These few examples just remind us that we can’t know God’s reasons unless he reveals them to us. But, we can trust his mercy. God is righteous toward evil and merciful toward faith. Both actions come in his timing. If you know Jesus as your Savior you can claim the same mercy of Isaiah 54:8, “In my anger I hid my face from you for a moment; but with everlasting kindness I will have mercy on you, says the Lord your Redeemer.”


Jesus Died on Friday

Q. How can one justify a Friday crucifixion and a Sunday resurrection and believe Jesus’ words that he would be in the grave 3 days and 3 nights? Wilbert Lassiter, Dinwiddie, VA

A. Since the first Christian century, those closest to these events have put the crucifixion on Friday and the resurrection on Sunday. 

          As to Jesus’ words in Matthew 12:40, “3 days and 3 nights” was a common Jewish idiomatic expression meaning “on the third day.” We have idiomatic expressions. When a speaker is said to “chase rabbits,” everyone understands he got off subject. Jesus followed the language and customs of his neighbors. When they said “40 days,” they meant about a month. They said a father “loved his heir and hated the siblings.” He didn’t hate them, he just bestowed more blessings on the heir (Romans 9:13). Neither did Jesus mean, in Luke 14:26, that we must hate our parents to follow him.

          The dates we observe are confirmed by the Levitical Calendar God gave to Moses. The 6 major feasts and 1 fast predicted the life events of Jesus in chronological order. He was born on the Feast of Tabernacles. John 1:14 in the original language said “The Word…tabernacled among us.” Next came Passover when Jesus died as our Passover Lamb. The night the Jews observed Passover was Thursday. However, since it was after sunset, it was considered Friday, the day Jesus later died. The Feast of Unleavened Bread followed on that Saturday when Jesus was in the grave on the day the women swept all crumbs of leaven out into the ground. He “who knew no sin” became sin for us and lay buried in the ground. That following Sunday was the Feast of First Fruits when Jesus became the first fruit of our resurrection.

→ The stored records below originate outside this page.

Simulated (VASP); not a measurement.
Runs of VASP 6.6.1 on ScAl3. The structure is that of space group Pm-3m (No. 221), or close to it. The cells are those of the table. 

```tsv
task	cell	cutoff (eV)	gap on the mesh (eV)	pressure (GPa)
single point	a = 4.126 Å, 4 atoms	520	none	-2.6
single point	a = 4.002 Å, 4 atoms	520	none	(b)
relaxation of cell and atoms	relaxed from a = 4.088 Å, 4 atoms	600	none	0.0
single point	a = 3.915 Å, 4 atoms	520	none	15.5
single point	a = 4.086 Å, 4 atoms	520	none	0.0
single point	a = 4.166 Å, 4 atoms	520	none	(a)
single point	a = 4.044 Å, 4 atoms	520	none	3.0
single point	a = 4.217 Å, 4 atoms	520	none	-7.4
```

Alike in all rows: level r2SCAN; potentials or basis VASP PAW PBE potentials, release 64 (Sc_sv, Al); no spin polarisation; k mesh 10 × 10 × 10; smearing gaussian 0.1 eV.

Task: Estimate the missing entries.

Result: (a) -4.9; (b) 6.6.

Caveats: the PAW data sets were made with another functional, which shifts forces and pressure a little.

He also fulfilled Pentecost, the Spring Harvest, bringing the first Christian harvest of 3,000 souls. He has yet to fulfill Trumpets when he raptures the Church. The Day of Atonement will follow when God declares all our sins atoned by his Son. The mind of God has amazingly worked these dates to have Jesus fulfill everything that was predicted thousands of years before. What a wonderful God we serve!

Antichrist Alive

Q. How can we know if the Antichrist is on the scene today? Pastor Russell Fail, Virginia Beach, VA

A. The short answer is: We can’t! That is, we can’t know for certain until God reveals him. Second Thessalonians 2 says he won’t be recognized for who he is until “He who now letteth…be taken out of the way” (verse 7). Many Bible students believe this is a reference to the witness of the Holy Spirit being removed in the Church at the Rapture. Until that time, the “man of sin…son of perdition” is being withheld to “be revealed in his time” (verses 3 and 6).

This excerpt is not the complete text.